Agriculture has a very important role in the Turkish national economy, providing 21.1% of total employment, 10% of all exports ($21.3 billion), and 7.5% of GDP ($61 billion) in 2015. Turkey has been the world’s eight largest agricultural producer since 2008.
As of 2016, Turkey is the world’s largest producer of hazelnuts, cherries, figs, apricots, and pomegranates; the second-largest producer of quinces and watermelons; the third-largest producer of cucumbers, green peppers, lentils and pistachios; the fourth-largest producer of apples, tomatoes, eggplants, and olives; the fifth-largest producer of tea, chickpeas and sugar beet; the sixth-largest producer of almonds and onions; the seventh-largest producer of lemons, grapefruit, and cotton; and the eighth-largest producer of barley.
The country’s large agricultural sector accounted for 29.5% of the employment in 2009. Historically, Turkey’s farmers have been fairly fragmented. According to the 1990 census, “85% of Agriculture holdings were under 10 hectares and 57% of these were fragmented into four or more non-contiguous plots.”
The government has initiated many planned projects, such as the Southeastern Anatolia Project (G.A.P project). The program includes 22 dams, 19 hydraulic power plants, and the irrigation of 1.82 million hectares of land. The total cost of the project is estimated at $32 billion.
The livestock industry, compared to the initial years of the Republic, showed little improvement in productivity, and the later years of the decade saw stagnation. However, livestock products, including meat, milk, wool, and eggs, contributed to more than 1⁄3 of the value of agricultural output. Fishing is another important part of the economy; in 2005 Turkish fisheries harvested 545,673 tons of fish and aquaculture.
The EU imported fruit and vegetables from Turkey worth €738.4 million up to September 2016, an increase of 21% compared to the same period in 2015, according to Eurostat data processed by FEPEX (Federación Española de Asociaciones de Productores).
Turkey is the EU’s fourth largest non-EU vegetable supplier and the seventh largest fruit supplier. The European Commission had already started the formal process for extending the Customs Union Agreement to agricultural products, before European Union–Turkey relations deteriorated and efforts to extend and modernize the Customs Union Agreement came to a halt in 2018.
Olio Officina Globe reported 2016 olive Agriculture statistics for Turkey: There are 180 million trees covering 700,000 hectares (1,700,000 acres) with a production of 500,000 tonnes (490,000 long tons; 550,000 short tons) of table olives and 300,000 tonnes (300,000 long tons; 330,000 short tons) of olive oil.

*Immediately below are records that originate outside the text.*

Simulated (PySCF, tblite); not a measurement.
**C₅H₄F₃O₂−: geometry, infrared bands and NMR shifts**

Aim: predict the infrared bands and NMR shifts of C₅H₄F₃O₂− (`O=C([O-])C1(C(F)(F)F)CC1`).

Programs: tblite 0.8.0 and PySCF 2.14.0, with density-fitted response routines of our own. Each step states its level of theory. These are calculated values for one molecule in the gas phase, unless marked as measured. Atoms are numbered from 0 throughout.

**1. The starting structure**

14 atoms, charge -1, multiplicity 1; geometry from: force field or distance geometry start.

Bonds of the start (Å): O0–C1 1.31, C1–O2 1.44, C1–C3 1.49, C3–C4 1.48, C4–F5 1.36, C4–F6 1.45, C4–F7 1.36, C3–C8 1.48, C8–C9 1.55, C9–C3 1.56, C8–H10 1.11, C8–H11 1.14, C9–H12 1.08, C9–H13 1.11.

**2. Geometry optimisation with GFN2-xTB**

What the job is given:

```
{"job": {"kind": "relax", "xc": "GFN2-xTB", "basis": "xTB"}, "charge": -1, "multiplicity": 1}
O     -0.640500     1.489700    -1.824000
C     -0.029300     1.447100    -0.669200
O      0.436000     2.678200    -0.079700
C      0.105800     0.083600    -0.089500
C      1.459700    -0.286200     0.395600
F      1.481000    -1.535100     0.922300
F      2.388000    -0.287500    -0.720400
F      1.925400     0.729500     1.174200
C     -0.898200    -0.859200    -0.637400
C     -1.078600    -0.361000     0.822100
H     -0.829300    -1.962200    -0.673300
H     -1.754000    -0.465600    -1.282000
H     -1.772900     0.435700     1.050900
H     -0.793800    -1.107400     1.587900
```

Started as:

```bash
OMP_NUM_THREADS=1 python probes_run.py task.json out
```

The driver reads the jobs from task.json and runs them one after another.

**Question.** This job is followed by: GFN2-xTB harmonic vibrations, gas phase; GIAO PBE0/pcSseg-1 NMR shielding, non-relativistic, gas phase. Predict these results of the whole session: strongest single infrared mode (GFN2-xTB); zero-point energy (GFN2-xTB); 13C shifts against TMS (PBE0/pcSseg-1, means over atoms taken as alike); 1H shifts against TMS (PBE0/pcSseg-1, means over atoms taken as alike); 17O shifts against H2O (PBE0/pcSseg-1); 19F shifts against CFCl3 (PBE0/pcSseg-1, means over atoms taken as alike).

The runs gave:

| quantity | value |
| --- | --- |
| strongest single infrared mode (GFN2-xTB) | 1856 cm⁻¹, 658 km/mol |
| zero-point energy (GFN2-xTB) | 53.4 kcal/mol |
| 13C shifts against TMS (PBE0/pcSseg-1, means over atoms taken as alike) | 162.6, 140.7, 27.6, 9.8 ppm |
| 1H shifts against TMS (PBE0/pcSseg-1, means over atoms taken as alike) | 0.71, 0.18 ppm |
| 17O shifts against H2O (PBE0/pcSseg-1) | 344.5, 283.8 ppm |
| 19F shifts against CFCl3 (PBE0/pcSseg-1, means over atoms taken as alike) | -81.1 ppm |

Exports are 70,000 tonnes (69,000 long tons; 77,000 short tons) of table olives and 60,000 tonnes (59,000 long tons; 66,000 short tons) of olive oil a year.
Edremit (Ayvalık) is the main variety in northern Turkey and Memecik in the south. Gemlik is a black table olive and other varieties are Büyük Topak, Ulak, Çakır, Çekişte, Çelebi, Çilli, Domat, Edincik Su, Eğriburun, Erkence, Halhalı, İzmir Sofralık, Kalembezi, Kan Çelebi, Karamürsel Su, Kilis Yağlık, Kiraz, Manzanilla, Memeli, Nizip Yağlık, Samanlı, Sarı Haşebi, Sarı Ulak, Saurani, Taşan Yüreği, Uslu, and Yağ Celebi.